Simon Halliday 08.07.09 at 8:00 am

I never had the pleasure of meeting Cohen, but his Self-Ownership, Freedom and Equality affected me greatly after I read Rawls and Nozick. I’m an econ grad student, and Cohen’s work remains with me whenever I try to reconcile my understanding of economic theory with policy and its outcomes.

Chris, thank you for this message. Thank you too to those others of you who have told their tales – they make the author in my mind into an embodied, marvellous and intriguing being. Thank you again. My profoundest wishes to his friends and family.

16

Agustin Reyes Morel 08.07.09 at 10:36 am

At the end of the paper “The Future of a Disillusion”, Cohen refers to the letter that Engels wrote to Sorge the day after Marx died:

“Local lights and lesser minds, if not the humbugs [or the bullshiters], will now have a free hand. The final victory is certain, but circuitous paths, temporary and local errors—things which even now are so unavoidable—will become more common than ever. Well, we must see it through. What else are we here for? And we are not near losing courage yet”.

Well, something like that is in the mood today. Although we may be losing a bit of courage.

17

John Meredith 08.07.09 at 11:12 am

“The final victory is certain”

I know what you are aiming for, but I can hardly think of a less Cohenite point of view.

18

John Filling 08.07.09 at 11:55 am

Thanks for that fantastic appreciation, Chris.

Jerry was still supervising my (long-overdue!) DPhil when he died. (He had been my supervisor since I did the MPhil in Oxford in 2002.) I was just about to send him a chunk of the DPhil this week. I suppose I must be one of, if not the, last student Jerry still had on the books. Like so many others, I’m devastated by his loss. It’s bizarre to think I’ll never again have the privilege of having his tremendous intellect applied to my work.
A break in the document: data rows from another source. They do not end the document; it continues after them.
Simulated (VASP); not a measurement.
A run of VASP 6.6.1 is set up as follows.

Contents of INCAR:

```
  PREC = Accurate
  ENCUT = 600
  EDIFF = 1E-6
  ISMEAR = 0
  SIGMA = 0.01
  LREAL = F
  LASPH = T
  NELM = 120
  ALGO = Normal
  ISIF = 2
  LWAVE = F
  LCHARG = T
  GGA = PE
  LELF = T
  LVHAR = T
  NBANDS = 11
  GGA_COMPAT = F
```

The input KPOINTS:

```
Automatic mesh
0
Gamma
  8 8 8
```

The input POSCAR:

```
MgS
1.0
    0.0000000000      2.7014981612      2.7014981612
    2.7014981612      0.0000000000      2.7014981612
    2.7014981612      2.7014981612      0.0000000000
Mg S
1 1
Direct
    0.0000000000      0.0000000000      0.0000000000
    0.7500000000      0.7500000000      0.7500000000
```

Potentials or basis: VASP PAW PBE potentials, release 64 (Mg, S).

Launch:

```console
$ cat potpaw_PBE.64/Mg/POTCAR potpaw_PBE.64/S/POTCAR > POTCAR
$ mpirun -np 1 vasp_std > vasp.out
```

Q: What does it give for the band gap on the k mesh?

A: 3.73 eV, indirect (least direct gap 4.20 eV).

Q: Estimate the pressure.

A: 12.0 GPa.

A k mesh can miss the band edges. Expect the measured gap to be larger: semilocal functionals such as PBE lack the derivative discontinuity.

But despite his intellectual qualities, I’ll still probably remember Jerry best for his jokes. Here’s one of my favourites.

A guy gets a job selling toothbrushes on street-corners. He comes back after his first day. His boss asks him how it went. “Terrible”, he replies. “I didn’t sell any toothbrushes.”
“No a single one?”, asks the boss. “What’s your sales pitch?”
“What’s a sales pitch?”
“A gimmick. Something to draw people in. Something to make them wanna buy a tootbrush.”
“Ok”, says the guy. “I’ll come up with a sales pitch.”

The next day the guy comes back having sold all his toothbrushes.
“That’s incredible!”, declares the boss. “What was your sales pitch?”
“I’ll show you in a minute. But first, try a taste of this dip.”
“Jesus Christ!”, exclaims the boss. “That dip tastes like shit!”
“It IS shit”, replies the guy. “Ya wanna buy a toothbrush?”

19

Agustin Reyes Morel 08.07.09 at 12:12 pm

I accept that the sentence: “The final victory is certain” does not belong to the Cohenite point of view. Maybe I should remove the sentence to reflect the real mood. Even so, if we do not accept that some kind of victory is possible (even the small victory that means prevent that the bullshiters have their hands totally free), what are we here for?

20

JoB 08.07.09 at 1:44 pm

Frank-16, as a ‘kameraad’ who did not necessarily admire all your practical politics but is all the same saddened by your sudden inability in putting your proposals in practice; can you give us a glimpse of where he was relevant to you. I only know J. Cohen from a couple of posts o’er here and, whilst I do not wish at all to scorn the sadness expressed here, I’m deeply interested how he inspired somebody in practical politics (as you coin it).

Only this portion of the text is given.